A Guide to Product Custom Fields vs Metafields in BigCommerce

When building and managing a BigCommerce store, understanding how to organise your product data is crucial for creating a seamless and engaging storefront experience. Custom fields and metafields are two key ways of managing product data in BigCommerce. In this guide, we’ll go through their differences and the best use cases for each. 

Modeling your products in BigCommerce

When creating your product catalogue in BigCommerce for the first time, the first task will be to list all the data that needs to be stored within the platform.  You will quickly have a list of fields that are common between products.  This will include those which are used to create variant options, e.g. size and colour,  and those that will be used to power filters on category pages, e.g. brand, features, etc. In addition to these product attributes, you will also identify content blocks that make sense to attach to the product model. The most obvious is a product’s description but beyond that, you might have further content blocks that are relevant to specific product types, that advertise promotions, or other unique selling points of your brand. 
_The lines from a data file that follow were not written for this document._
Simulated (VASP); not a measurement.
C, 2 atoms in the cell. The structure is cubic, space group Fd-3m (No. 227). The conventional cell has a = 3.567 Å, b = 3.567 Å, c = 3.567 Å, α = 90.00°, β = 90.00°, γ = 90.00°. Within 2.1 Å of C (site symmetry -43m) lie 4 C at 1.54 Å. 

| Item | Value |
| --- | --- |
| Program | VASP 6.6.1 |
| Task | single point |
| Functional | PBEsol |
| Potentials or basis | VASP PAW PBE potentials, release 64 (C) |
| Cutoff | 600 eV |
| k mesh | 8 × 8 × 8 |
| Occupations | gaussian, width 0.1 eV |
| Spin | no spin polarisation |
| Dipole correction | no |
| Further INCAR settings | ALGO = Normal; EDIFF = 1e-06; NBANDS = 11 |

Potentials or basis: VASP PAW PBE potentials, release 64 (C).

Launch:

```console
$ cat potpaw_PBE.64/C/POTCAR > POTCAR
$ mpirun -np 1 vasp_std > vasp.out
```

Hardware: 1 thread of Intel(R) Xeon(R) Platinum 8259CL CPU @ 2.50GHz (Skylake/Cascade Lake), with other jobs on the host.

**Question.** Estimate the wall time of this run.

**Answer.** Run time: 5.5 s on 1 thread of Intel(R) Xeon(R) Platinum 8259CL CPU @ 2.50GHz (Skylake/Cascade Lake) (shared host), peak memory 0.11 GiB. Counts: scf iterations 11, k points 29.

BigCommerce’s product model provides built-in fields, but you have two main options for additional data: custom fields and metafields.

Custom Fields

Custom fields are the simplest way to manage product data in BigCommerce. They can be managed in the admin when editing a product. For theme developers, Stencil has good support for them making them easy to integrate into your site design. Each custom field consists of a key-value pair, and products can have multiple custom fields with the same key, provided the values are unique.

Benefits of Custom Fields

  1. Ease of Use: Custom fields can be easily managed directly within the BigCommerce admin.
  2. Quick Integration: They can be quickly integrated into your storefront by modifying your theme.
  3. Essential for Enterprise Plans: On the Enterprise plan, custom fields power product filtering on category and search results pages.
  4. Ideal for Short Text: Perfect for short pieces of text or flags that tailor the theme’s business logic.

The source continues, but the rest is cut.